From retail giants to the smaller players, Pinterest can be a haven for brands wanting to exploit its ‘visual discovery element’ but it must fend off other platforms looking to take a slice of the crowded digital ad market.
Think ‘Pinterest’ and your mind probably wanders to images of wedding venues, luxury couches and recipe ideas. Although it is a visually powerful platform, it does not traditionally scream ‘post your ad here’ and unlike other social networks it is often considered to be a bit of an outsider.
However, with more than 200 million active ‘pinners’ worldwide using the site on a monthly basis perhaps it is not the social media introvert marketers might think it is.

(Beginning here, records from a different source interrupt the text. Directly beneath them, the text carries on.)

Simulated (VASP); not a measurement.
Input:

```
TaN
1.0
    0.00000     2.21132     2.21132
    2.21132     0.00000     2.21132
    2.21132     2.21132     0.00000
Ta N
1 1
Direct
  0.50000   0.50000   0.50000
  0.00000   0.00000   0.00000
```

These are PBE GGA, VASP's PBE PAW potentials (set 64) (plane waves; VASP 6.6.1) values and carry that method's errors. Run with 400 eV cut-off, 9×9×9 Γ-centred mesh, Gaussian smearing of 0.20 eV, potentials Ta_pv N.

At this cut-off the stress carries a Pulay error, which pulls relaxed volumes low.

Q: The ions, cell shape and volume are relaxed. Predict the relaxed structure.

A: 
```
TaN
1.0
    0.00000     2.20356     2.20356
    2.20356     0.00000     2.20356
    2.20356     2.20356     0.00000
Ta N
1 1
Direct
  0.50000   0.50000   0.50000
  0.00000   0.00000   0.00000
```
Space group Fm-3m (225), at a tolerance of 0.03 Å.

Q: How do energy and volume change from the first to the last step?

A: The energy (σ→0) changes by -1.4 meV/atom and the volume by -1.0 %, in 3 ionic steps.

Pinterest is home to 100 billion pinned images and two billion ‘boards’ (collection of pins). Plus, 130 million visual searches are made on the site every month with most relating to furniture, home décor and style.
In the UK, 4.3 million ‘ideas’ are saved each day and 10 million users are visiting the site monthly. Which is why retailers such as Ikea and Made.com are exploiting the advertising opportunities Pinterest has to offer.
According to the platform, 90% of weekly active pinners say Pinterest helps them decide what to purchase and 70% use the site to find new products.
Users also associate Pinterest with taking action. For instance, 98% of pinners report trying new things they find on Pinterest, compared to 71% across other social media platforms.
“We would also like to have a better insight into what users are looking for in Pinterest, so we can continue to create more relevant and useful content.” Tania Douglas, Ikea
But while it is not difficult to see why the platform might provide a major opportunity for some, there are challenges for others.
Brands need to think very hard about the imagery they use, plus there are external factors. Google still runs the web’s biggest image search library and could easily encroach on Pinterest’s model, while the company will also need to convince brands of its point of differentiation if it is to compete with Google and Instagram for ad dollars, as well as others looking to take a slice of the crowded digital ad market.
What’s in it for retailers?
Pinterest is mainly useful for companies that are able to create boards with content that champions both visual appeal and consumer value, not just those in the home décor sector.
The platform is essentially a visual discovery tool and the general consensus from Pinterest is that retailers must be able to honour that if they want to turn the network into their social media marketing arsenal.
There are a number of ways retailers and brands can use Pinterest to boost sales and engage consumers, such as promoted pins, which are regular pins but retailers pay to ensure they are seen by more potential customers. For instance, when businesses pay for these pins they should appear where consumers are more likely to notice them while they are in the middle of actively deciding what to do or buy next. The promoted pins they see are based on their interests and activity on Pinterest.
The platform’s recent expansion into ‘shopping ads’ this year also provides an avenue for advertisers to directly target Pinterest users who have already ‘pinned’ products they like.
Through shopping ads, businesses can turn their products into visual and actionable adverts that are automatically pulled from an existing product feed.
According to Pinterest, shopping ads have enabled Ikea Canada to scale its advertising with a 1.3x lower cost per order, while retailer Lowe’s return on ad spend was 76% better than its initial goal.
Visual platforms play into the hands of retailers such as Made.com, which prides itself on its striking visual appeal and ability to target consumers at a precise moment in their Pinterest journey.
Made.com’s chief commercial officer Annabel Jack says the ad algorithm works by targeting a user at a specific time, showing them a particular picture that might be relevant to images they have just pinned.
“We have to make sure we target people in the right way to ensure they’re getting a genuine experience. Not a lot of brands would be set up to do that, but we have invested a lot into our own images, as well as our customers’ images, and are quite well positioned to do that,” she says.
“The value for us in Pinterest is that it’s a wonderful visual platform, which allows us to build our brand because it’s very connected to what we’re about as a company – which is being the leading brand in Europe for design. It totally feeds into our hands in terms of being able to give the customer a very visual experience.”